Artificial intelligence (AI) has recently approached or even surpassed human-level performance in many applications. However, the successful deployment of AI requires sufficient robustness against adversarial attacks of all types and in all phases of the model life cycle. Although much progress has been made in enhancing the robustness of AI algorithms, there is a lack of systematic studies on hardware-oriented vulnerabilities and countermeasures, which also opens up demand for AI security education. Given this pressing need, this project aims at exploring novel hardware-oriented adversarial AI concepts and developing fundamental defensive strategies against such vulnerabilities to protect next-generation AI systems.
This project has four thrusts. In Thrust 1, this project will exploit new adversarial attacks on deep neural network systems, featuring the design of an algorithm-hardware collaborative backdoor attack. Then in Thrust 2, it will develop methodologies that incorporate the hardware aspect into defense for enhancing adversarial robustness against vulnerabilities in the untrusted semiconductor supply chain. Subsequently, in Thrust 3, this project will develop novel signature embedding frameworks to protect the integrity of deep neural network models in the untrusted model building supply chain and finally in Thrust 4, it will model recovery strategies as an innovative approach to mitigate hardware-oriented fault attacks in the untrusted user-space.
This project will yield novel methodologies for ensuring trust in AI systems from both the algorithm and hardware perspectives to meet the future needs of commercial products and national defense. In addition, it will catalyze advances in emerging AI applications across a broad range of sectors, including healthcare, autonomous vehicles, and Internet of things (IoT), triggering widespread implementation of AI in mobile and edge devices. New theories and techniques developed in this project will be integrated into undergraduate and graduate education and used to raise public awareness and promote understanding of the importance of AI security.
Deep learning is a powerful tool for combating contemporary security threats. However, the neural network models that power this technology have been demonstrated to be vulnerable in adversarial settings. Our research has explored the vulnerability of such systems and demonstrated that deep learning systems in a security application are a viable target that can compromise the system's security.

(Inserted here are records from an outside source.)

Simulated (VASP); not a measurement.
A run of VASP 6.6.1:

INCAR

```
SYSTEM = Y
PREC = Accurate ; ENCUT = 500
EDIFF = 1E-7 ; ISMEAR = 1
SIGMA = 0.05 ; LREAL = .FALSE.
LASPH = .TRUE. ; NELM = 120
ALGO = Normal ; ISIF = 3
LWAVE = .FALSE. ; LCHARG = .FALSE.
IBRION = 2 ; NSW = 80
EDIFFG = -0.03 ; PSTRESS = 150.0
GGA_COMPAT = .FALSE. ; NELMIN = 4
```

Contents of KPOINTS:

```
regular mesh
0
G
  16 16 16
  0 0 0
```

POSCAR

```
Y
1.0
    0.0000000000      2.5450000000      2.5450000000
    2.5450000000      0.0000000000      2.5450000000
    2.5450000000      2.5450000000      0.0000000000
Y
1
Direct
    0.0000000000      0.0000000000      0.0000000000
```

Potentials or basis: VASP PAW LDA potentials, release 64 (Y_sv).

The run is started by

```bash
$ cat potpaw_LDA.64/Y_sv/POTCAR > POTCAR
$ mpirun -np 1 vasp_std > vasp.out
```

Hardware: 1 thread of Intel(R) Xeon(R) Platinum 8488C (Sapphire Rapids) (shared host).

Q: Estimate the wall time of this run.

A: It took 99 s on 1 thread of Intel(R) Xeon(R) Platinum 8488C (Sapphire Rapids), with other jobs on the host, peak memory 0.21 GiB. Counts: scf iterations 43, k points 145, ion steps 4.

As deep learning develops further, hardware optimized to compute neural network computations will become increasingly valuable. These resources will become a target of adversaries that could embed hardware Trojans, malicious modifications into the designs of these systems. Meanwhile, adversaries can introduce backdoors into a Neural Network to control the model during inference. This is often achieved through modifications to the model's parameters that change the functionality to allow for manipulation by the adversary without affecting typical usage. To evaluate the capabilities and vulnerabilities in such settings, we developed a method for embedding hardware Trojans into a device that introduces backdoors into a deep neural network executed on it. We also developed a novel method of embedding backdoors into deep learning models by altering the function of its base mathematical operations.
Adversaries may target well-optimized deep learning hardware for theft subverting profits from their rightful owner, and disincentivizing technological development. As such, a method of watermarking their hardware to identify if an adversary is fraudulently using their intellectual property. Our research developed an algorithm for embedding watermarks that identify deep learning hardware accelerators.
Poisoning attacks mainly aim at either the models' availability (i.e., subvert model performance) or integrity (i.e., cause misclassification on specific input instances). Our work advanced the goal of the poisoning availability attacks to a per-class basis that focused on manipulating the malicious behavior of each class. We proposed gradient-based class-oriented algorithms to achieve the adversarial goals.
Poisoning availability attacks degrade overall model accuracy and cause a denial of service by contaminating the training dataset. However, it is challenging to generate effective and stealthy poisoned data at a large scale. We developed a framework that optimizes feature space representations of poisoned data and employs generative adversarial nets to generate high-quality clean-label poisoned data.
Data poisoning attacks are emerging threats to deep neural networks. Adversaries inject a fraction of well-crafted poisoned data in the training dataset and introduce malicious behaviors to DNNs trained on the poisoned dataset. Our research developed defensive strategies against different poisoning attacks such as availability attacks and backdoor attacks.